Netflix has been letting me down lately.
I’m tired of the stuff it’s pushing at me. Currently, my “Naomi Is Watching” string is very long. Most of the things I’ve started, I’ve exited after about ten minutes. I can’t figure out how to delete them, or move them into obscurity. So they sit there in my face, wasting my time and patience.
The other night, I escaped the insistent string by going to TCM, where I found a movie bearing the grimace-causing title, Confessions of a Nazi Spy.
The initial oddness was the film’s date, 1939. How could a movie filmed (presumably) no later than 1938 deal with Nazi spies before WWII began and several years before Pearl Harbor pushed the U.S. out of uneasy neutrality and into the battle?
So at the start, I was thinking some of this had to be sensationalist fiction, even slightly futuristic fiction. But it’s not. In fact, the story is based on a real pre-war Nazi spy round-up by some FBI agents, even though the FBI did not then have a counter-espionage division.
I was aware that Edward G. Robinson, playing the central FBI man, and Anatole Litvak, the film’s director, were Jewish. After a trip into Wikipedia, I confirmed that so too were Paul Lukas and Francis Lederer, the actors playing two key American Nazis. And several other actors, emigrants from Europe like Lukas and Lederer, used pseudonyms because they had family in Europe, against whom Hitler could retaliate.
The excellent actor who played Goebbels chose not to be credited at all.

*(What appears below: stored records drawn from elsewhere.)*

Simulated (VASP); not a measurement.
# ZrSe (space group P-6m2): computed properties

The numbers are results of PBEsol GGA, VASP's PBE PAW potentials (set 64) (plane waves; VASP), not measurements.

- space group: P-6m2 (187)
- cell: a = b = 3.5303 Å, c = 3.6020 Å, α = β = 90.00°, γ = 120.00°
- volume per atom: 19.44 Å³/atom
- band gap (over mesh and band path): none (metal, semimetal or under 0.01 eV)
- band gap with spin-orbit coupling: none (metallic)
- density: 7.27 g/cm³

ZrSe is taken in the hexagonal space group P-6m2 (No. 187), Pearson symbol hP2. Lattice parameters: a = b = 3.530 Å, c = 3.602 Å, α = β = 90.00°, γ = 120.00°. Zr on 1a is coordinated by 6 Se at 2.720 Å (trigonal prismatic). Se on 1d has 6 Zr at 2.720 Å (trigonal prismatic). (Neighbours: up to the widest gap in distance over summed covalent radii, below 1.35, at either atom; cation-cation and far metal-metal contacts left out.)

In one sense it’s an intimate film. The setting are small apartments, some actual New York street scenes, a beer hall, FBI and military offices. And the format, of course, meant the film came nowhere near to filling my TV. The film was a small, black-and-white square somewhere in the middle of the screen.
But Litvak also used news footage of huge Nazi rallies in Germany, and broadened the American scenes to include chilling Nazi “camp” functions, with young uniformed kids marching and saluting, and German-American Bund gatherings with loud orations and Sieg heils.
Then, as the film was being readied for release, the Nazis invaded Poland and went on. So the filmmakers added some graphics and documentary footage to the end, showing Germany sweeping into one country after another.
Yes, some of the performances in the film seem like theatrical caricatures, until mixed in with the documentary footage, when it becomes pretty clear the loud drumming and shouting were not conventions of that age’s filmmaking; they represented 1930’s reality.
Let’s get to all the comparisons to certain realities of 2021 America.
Most of the time, I’m contrarian when people draw dark comparisons between the US today and Germany in the 1930s. The conditions in the Weimar Republic, a nascent but shaky effort at a democracy, were not our conditions now.
All these dark warnings have had one salutary effect, at least on me. I’ve pulled off the shelves my Third Reich histories and have been reading about the Weimar Republic. What I’m learning is the comparisons between the two decades of Weimar and the more than 200 years of the United States are even more off than some people believe.
However, one repeated theme — and word — in Confessions of a Nazi Spy did grab my immediate attention: propaganda.
The word itself, as well as the import conveyed by the Nazi propaganda, acts as another sort of drumbeat throughout the film. In vehement speeches, on posters, on leaflets tossed from planes, in a scene with Goebbels, who orders an underling to disperse Nazi propaganda in America, which will thus learn that the Nazi ideals are the best way for America to go…
Propaganda.
Did Nazi propaganda work here? Did Nazi propaganda sell so many Americans — who had not been thinking this way — on the Nazi ideal, our government collapsed and a collaborationist like Quisling took power?
No. And Nazi ideology was at its most, uh, attractive, in the 1930s.
I do agree with the worriers that Goebbels-type propaganda is loud in the U.S. now, using the same lies, the same screams, the same demonizations of the same minorities, albeit via contemporary channels. And anyone who read the Mueller Report understands that a lot of this propaganda was generated by Russia.
But neither Russia nor the American crazy right has reconfigured the model, the Goebbels model, which anyone even only vaguely aware of 20th century history can dissect with half a brain. It’s the same old same old.
Whenever I think about this propaganda in the United States, I wonder how many people buy into it, are screaming for an overthrow of a democratically elected government and the installation of an autocrat who will punish all their enemies.
But the more important question to me is: how many people can be convinced of, dragged into an ideology they did not previously embrace?
And then I consider how many people reject the propaganda in favor of our pulsating diverse culture and our many centuries’ habit, long fought for, called elections.